As a result, 2 Milly contends he’s owed profits 💰 that Fornite made from the dance.

2 Milly’s lawsuit leads us to the question at hand: 

❓Can you copyright choreography?

The problem with Agnes de Mille

This isn’t the first time this question has been raised. In 1943, Agnes de Mille choreographed the musical Oklahoma. 

As the years passed and the musical grew in popularity, it brought in over $60 million! 🤑 However, Agnes de Mille earned nothing ❌ in royalties or payment from the dance moves she created. 

The Copyright Act 📜

Thankfully, in 1976, the United States established the Copyright Act, which stated that choreography could be copyrighted, so long as it was original and was fixed in a tangible means of expression. 

Examples of “tangible means of expression” have been defined throughout the years, most notably in the 1986 landmark case Horgan vs. MacMillan. 

This case involved the estate of the deceased George Balanchine, who choreographed the Nutcracker Suite 💃 in 1954. 

When, after Balanchine’s death, MacMillan published a book featuring some of his iconic dance moves, Balanchine’s estate sued the company and won 🙌.  

While this case demonstrated that you can indeed copyright choreography, there are still limitations to how far the protection 🛡️ extends. 

Original and tangible means of expression

If we revisit the language ✍️ in the 1976 Copyright Act, we can dig deeper to understand exactly what constitutes “choreography” and when it’s protected.

As a reminder, the Copyright Act states that choreography can be copyrighted if: 

  1. It’s fixed in a tangible means of expression

  2. It’s original 

Much like the images in MacMillan’s Nutcracker Suite book, the Fortnite emote is pretty clearly fixed in a tangible means of expression. 

If we were to do a frame-by-frame comparison of the Fortnite animation and 2 Milly’s dance, we could prove this fixation and therefore satisfy the second requirement for copywriting of dance moves 🤷. 

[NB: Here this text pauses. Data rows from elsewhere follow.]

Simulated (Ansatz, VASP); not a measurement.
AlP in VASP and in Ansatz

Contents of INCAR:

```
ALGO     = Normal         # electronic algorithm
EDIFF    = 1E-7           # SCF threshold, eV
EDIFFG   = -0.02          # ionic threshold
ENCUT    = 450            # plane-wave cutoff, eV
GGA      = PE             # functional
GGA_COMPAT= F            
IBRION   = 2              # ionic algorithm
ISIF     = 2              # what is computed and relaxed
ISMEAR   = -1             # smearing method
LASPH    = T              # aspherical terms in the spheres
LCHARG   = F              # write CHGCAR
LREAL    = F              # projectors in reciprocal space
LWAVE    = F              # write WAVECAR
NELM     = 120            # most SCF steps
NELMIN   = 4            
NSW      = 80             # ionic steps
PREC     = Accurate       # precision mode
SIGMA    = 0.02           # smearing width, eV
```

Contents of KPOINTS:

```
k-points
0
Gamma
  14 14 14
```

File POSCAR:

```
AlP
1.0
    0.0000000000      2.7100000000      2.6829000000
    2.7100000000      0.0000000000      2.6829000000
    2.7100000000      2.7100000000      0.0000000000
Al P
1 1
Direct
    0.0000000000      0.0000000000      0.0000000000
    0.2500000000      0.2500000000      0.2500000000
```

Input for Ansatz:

However, unlike Balanchine’s ballet choreography, it would be difficult to argue for the originality ☝️ of 2 Milly’s dance. 

After consulting with Dave Klein of Dave Control, I gathered that the consensus among dance experts is that the “Milly Rock” is nothing more than a sloppy robot 🤖 dance with hip sways. 

Additionally, experts are unsure whether such a short combination of movements would even constitute as “choreography”. 

With this in mind, 2 Milly’s choreography in all likelihood would not 🚫 be copyrighted because it does not satisfy both requirements outlined in the Copyright Act. 

What do you think of 2 Milly’s case? Would you argue for the originality of the “Milly Rock”? Leave a comment with your thoughts below.

If you’re interested in reading about the 2 Milly case or learning more about choreography copyright laws, click here to read Epic’s response to the complaint.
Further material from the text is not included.